By Brendan Mortensen on Thursday, August 21 2025
Category: Masn

Watts-Brown hit ground running with new organization

The trade deadline is a date that looms large for any professional baseball player, whether you’re at the big league level or working your way through the minor leagues. 

Very few are truly safe from any kind of movement. 

Those feeling the least secure would include anyone in the Padres organization and rising arms in the system of a winning ballclub. 

Juaron Watts-Brown, a starting pitcher in the Blue Jays’ Double-A affiliate, found himself in the latter category as the calendar inched towards August. 

“We all thought it was a possibility,” Watts-Brown told me ahead of Double-A Chesapeake’s matchup with Richmond yesterday. “Me and a couple of other guys, a couple of other guys that got traded, there was talk of like, ‘the Blue Jays are doing well, they’re probably going to go get a few pieces and we could be part of those package trades.’

Obviously you can speculate, but until it happens, you’re with the team you are. When it happened, it was a little surreal. It was like ‘damn, it actually happened. We talked about it, and it happened.’”

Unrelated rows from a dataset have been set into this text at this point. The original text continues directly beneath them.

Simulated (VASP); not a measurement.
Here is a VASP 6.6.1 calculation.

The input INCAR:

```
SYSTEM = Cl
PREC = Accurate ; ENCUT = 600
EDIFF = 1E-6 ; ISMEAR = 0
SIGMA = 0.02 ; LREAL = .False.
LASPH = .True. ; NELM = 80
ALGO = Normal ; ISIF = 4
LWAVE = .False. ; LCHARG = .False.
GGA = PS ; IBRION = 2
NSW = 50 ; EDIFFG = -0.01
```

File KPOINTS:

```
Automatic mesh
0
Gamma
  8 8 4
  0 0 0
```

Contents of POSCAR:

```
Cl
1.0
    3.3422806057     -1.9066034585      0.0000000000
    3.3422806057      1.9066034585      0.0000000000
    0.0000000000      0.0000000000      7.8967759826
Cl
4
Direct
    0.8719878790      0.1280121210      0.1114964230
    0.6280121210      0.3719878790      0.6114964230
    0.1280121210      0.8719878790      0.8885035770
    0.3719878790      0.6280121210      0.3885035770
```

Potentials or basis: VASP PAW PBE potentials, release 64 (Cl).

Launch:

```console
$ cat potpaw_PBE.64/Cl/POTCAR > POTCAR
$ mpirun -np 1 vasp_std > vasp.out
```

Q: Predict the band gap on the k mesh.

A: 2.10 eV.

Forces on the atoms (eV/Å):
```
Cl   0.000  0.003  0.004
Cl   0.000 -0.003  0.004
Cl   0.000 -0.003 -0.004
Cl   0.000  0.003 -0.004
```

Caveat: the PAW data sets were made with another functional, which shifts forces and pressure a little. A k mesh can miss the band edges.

His circumstances were certainly unique, too.

“It was even more weird just because I showed up to play these guys too,” he said. 

As fate would have it, when the Orioles sent Seranthony Domínguez to the Blue Jays in exchange for Watts-Brown, the O’s were playing the Jays. Domínguez just needed to change locker rooms. 

It was the same story for Watts-Brown, who slots in as the No. 13 prospect in Baltimore’s system, according to MLB Pipeline. The young arm that just walked from one end of the field to the other. 

“The two other guys that got traded, they’ve gotta pack their stuff up and go somewhere else,” he said. “No, I didn’t go nowhere, I just walked across and that was it. It was cool, glad I didn’t have to go far. It was an easy transition too.”

Amidst a whirlwind of change, the Orioles’ coaching staff didn’t want to put too much on the 23-year-old right-hander. Watts-Brown had other ideas. 

“They kind of had a plan, but it was as far as, ‘it was kind of a crazy week, so just go out there and pitch.’ They kind of mentioned a couple things and I told them ‘I want to get on it quick ‘cause there’s not much time left already as it is, and obviously, I’m trying to get to the major league level as quickly as possible, so if we can start hammering those things that we’re trying to work on, it’ll just make that process easier.’

Understandably, he was eager to continue the success he has found in 2025. 

After a 2024 season in which Watts-Brown walked over five batters per nine innings with a 4.72 ERA in 21 games in Low-A and High-A, the right-hander has improved his ERA, WHIP, hits per nine, walks per nine and strikeouts per nine in 2025. 

While he offers a plus four-seam fastball and has started to throw a two-seamer with the O’s, Watts-Brown’s bread and butter has always been his slider. 

Just don’t ask him why. 

“Honestly, I’m not too sure,” he said with a laugh when asked why the pitch had been so effective. “I get a consistent shape on it, I get it to a consistent location every day I go out there, and that’s why it works. It plays off my fastball, I have a pretty good fastball. So being able to play off that allows it to play like it should.” 

Though his 6.91 ERA in three games with Chesapeake isn’t anything to write home about, don’t expect that number to stay that high with an impressive 1.116 WHIP, 2.5 walks per nine and 12.6 strikeouts per nine. 

Like many young pitchers, he knows the key to his next steps. 

“Just my command,” Watts-Brown said. “Being better in the zone, cutting the walks. Last year I struggled when I went up to High-A because I was walking guys. Haven’t really gotten hit around too much in my minor league career, it’s been the walks that cause the damage for me. So I think that this year, minimizing that, being in the zone with all my pitches has allowed me to be more successful. 

Trusting it in the zone and getting whiff in the zone is what big league guys do. So, in order to get there, you’ve got to be in the zone, you’ve got to not walk guys. So trusting in the zone, trusting my pitches is really what has made this year be better.” 

With just 14 games at the Double-A level under his belt, it will, more than likely, still be a while before we see Watts-Brown at the big league level. But he joins a growing and impressive group of arms clustered together in many farm system rankings, including some of his Double-A teammates in Michael Forret, Nestor German and Braxton Bragg. 

Watts-Brown didn’t let the franticness of the trade deadline keep him from improving. In just a few short weeks, he’s added a pitch and posted impressive peripheral numbers. 

Who knows where the young arm will end up after some more time in his new organization.